February half term

February half term was only last week, but actually feels like ages ago as it’s been a really busy week since we got back.

We had all sorts of plans for the first few days, most of which were cancelled as Sophia was poorly, and just wanted to sit on my lap and have cuddles and stories, which is of course what she got. Husband did take Anna out for a long walk across the Walthamstow Marshes and along the River Lea to blow their cobwebs away – the highlight of which for Anna appears to have been walking through a puddle that went up to her shins!

Then we went off to Liverpool to stay with my parents for a few days, and had a lovely time. Sophia was much better – albeit with a cough which got so bad on the first night we were there that my long-suffering dad ended up driving off to the all-night supermarket at 4am in search of cough mixture!

The next day the adults may have been a bit bleary, but the children were full of beans, and we headed off to one of my favourite parts of Liverpool, the Albert Docks. In slightly more clement weather I love a walk along the river front, but that day it was blowing winds of 45mph, so we headed straight indoors. I took Sophia to Mattel Play, which is basically 3 year old paradise – a soft play and imaginary play centre themed around Thomas the Tank and Bob the Builder. She had an amazing time, and although soft play is not my preferred way of spending time, this one is actually very civilised. Very clean, everything in great condition, friendly staff, and not over-crowded, even in the middle of half term.

bob the builder

Meanwhile my parents took Anna to one of my childhood favourites, the Merseyside Maritime Museum. The age gap between my girls means that it can be difficult to find activities they both enjoy, especially in cold/wet weather when running around at the park or on the beach is less of an option. This was great because Anna got to explore to her heart’s content with Nanna and Grandad, long after her sister’s boredom threshold would have been surpassed.
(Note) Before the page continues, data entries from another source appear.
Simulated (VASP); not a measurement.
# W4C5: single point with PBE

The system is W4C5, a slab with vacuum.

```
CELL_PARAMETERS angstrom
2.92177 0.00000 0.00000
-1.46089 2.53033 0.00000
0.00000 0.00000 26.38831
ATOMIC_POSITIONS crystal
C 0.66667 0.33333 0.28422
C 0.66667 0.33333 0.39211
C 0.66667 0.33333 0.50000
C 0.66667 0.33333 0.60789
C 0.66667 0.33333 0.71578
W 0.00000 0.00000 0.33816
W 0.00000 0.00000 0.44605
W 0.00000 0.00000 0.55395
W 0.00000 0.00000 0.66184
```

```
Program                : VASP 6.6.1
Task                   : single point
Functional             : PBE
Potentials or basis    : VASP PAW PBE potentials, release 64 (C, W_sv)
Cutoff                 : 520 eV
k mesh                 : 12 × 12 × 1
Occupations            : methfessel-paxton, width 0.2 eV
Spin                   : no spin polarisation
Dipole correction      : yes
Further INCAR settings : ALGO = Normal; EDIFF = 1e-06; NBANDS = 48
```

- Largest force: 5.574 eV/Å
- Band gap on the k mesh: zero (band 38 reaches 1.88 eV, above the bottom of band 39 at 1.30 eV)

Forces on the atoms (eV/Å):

That evening I got to hang out with four of my oldest and loveliest friends – three of whom still live in Liverpool and another of whom was also up for half term visiting her parents. We basically did what we’ve been doing since we were 13, and sat around eating  pizza, crisps and chocolate and chatting about anything and everything. There was more prosecco at 37 than there was at 13, and the conversation was a bit heavier – pregnancy, breastfeeding, children, schools, careers, house renovations, sadly the serious illness of one friend’s mum – but there was plenty of random silliness too and I was reminded again of just how much I love these girls, and how lucky I am to have them in my life.

The next day we met up at the park with a selection of sproglets aged between 8 weeks and 5 years in tow, and huddled in the playground trying to keep warm while our offspring ran around.yellow shoes I also took the children to get their feet measured (they’d both grown, of course), and although the trip left me about £70 poorer, it did mean I could justify buying Sophia a pair of sunshine yellow patent shoes, which makes me very happy.

Saturday was the surprise success of the visit. My parents are very involved with helping to run their church’s food bank and community coffee shop, both of which take place on a Saturday morning. They suggested I brought the children along for a drink and some homemade cake, and then took them home when they got bored. To be honest, I expected that to happen sooner rather than later, as I didn’t think there would be much for them to do. I dramatically under-estimated the allure of a large, empty, carpeted space in the church hall! They spent the whole morning (other than a short break for bacon butties and delicious home-made chocolate eclairs) doing ‘exercises’, basically a random selection of incredibly energetic gymnastics and chasing games in the space. They got me to join in too, so I got a good workout. It is such a useful reminder that, although it is nice for children to have toys and to be taken on interesting trips, sometimes they are equally happy with some time and space to make their own fun.

As always when I go home, I feel like I have had a complete break, and come back with loads more energy and enthusiasm. Unfortunately this time also with Sophia’s lurgy, but that is par for the course parenting small children in winter!

I have a hugely exciting weekend trip by myself this weekend – a bread and patisserie course at a cookery school in Devon, which was my Christmas present from my husband. Feeling a bit nervous about leaving Sophia for pretty much the first time, and being apart from both girls for three days, which I think is the longest ever, but I’m looking forward to it too, and will hopefully blog next week about how I get on.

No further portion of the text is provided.